TAM SAM SOM is a market sizing framework that most founders use incorrectly. The point is not to find the biggest TAM. The point is to build a defensible bottoms-up model that investors cannot poke holes in.

BY Tuaha Jawaid9 MIN READRESEARCH

TAM SAM SOM startups are useful only when they survive contact with the evidence. This guide builds the framework that does.

TAM, SAM, and SOM are the three market sizing metrics that appear in almost every startup pitch deck and are correctly calculated in almost none of them. The mistake is not arithmetic. It is methodological. Most founders build these numbers top-down, starting from a research firm's headline figure and working downward. The result is a number that is defensible only until someone asks how you derived it.

The numbers that hold up under investor scrutiny are built bottoms-up, starting from the specific buyer, counting how many of them exist, and multiplying by the price you intend to charge. That is the only method that produces a number you can actually defend.

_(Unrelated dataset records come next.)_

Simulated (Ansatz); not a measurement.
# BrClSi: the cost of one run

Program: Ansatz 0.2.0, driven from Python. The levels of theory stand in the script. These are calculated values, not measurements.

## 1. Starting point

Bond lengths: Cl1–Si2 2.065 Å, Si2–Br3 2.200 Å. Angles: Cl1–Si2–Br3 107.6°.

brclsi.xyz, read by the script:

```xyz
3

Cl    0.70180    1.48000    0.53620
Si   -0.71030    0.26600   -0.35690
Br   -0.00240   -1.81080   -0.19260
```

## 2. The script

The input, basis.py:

What TAM, SAM, and SOM mean

Total Addressable Market is the total revenue opportunity if your product captured 100 percent of the market for the problem you are solving. It is a theoretical ceiling, not a target. A $10 billion TAM does not mean you are building a $10 billion company. It means the market is large enough to support a large company if someone captures most of it. For investor purposes, a TAM above $1 billion is generally sufficient to indicate that the opportunity is not pre-constrained by market size.

Serviceable Addressable Market is the portion of the TAM you can realistically reach given your current business model, geography, and product scope. If your TAM is "all mid-market B2B companies with compliance obligations," your SAM is "US-based mid-market companies with between 50 and 500 employees in financial services, healthcare, or technology, where a compliance officer or equivalent role exists." The SAM is the market you are actually going after, defined precisely enough to count.

Serviceable Obtainable Market is the portion of the SAM you can realistically capture in the next three to five years given your team, go-to-market motion, capital, and competitive position. It is the basis for your revenue forecast. A 3 to 5 percent SAM capture rate in the first five years is a realistic target for most B2B SaaS startups entering a market with existing competition, according to benchmarks compiled by Bessemer Venture Partners in their 2023 State of the Cloud report.

Why top-down market sizing fails

Top-down market sizing starts with a research firm's report (Gartner, IDC, Forrester, Grand View Research) and uses their TAM estimate as the starting point. The problem is that research firm TAM estimates are built for a different purpose. They measure total category spend, not the specific addressable segment your product serves.

When a research firm says the compliance management software market is $3.7 billion, they are summing up all the revenue earned by all companies selling software that touches compliance in any form, across all industries, all geographies, and all company sizes. That number has no direct relationship to the revenue opportunity for a workflow tool targeting compliance officers at US mid-market fintechs. The category TAM and the product TAM are connected only loosely.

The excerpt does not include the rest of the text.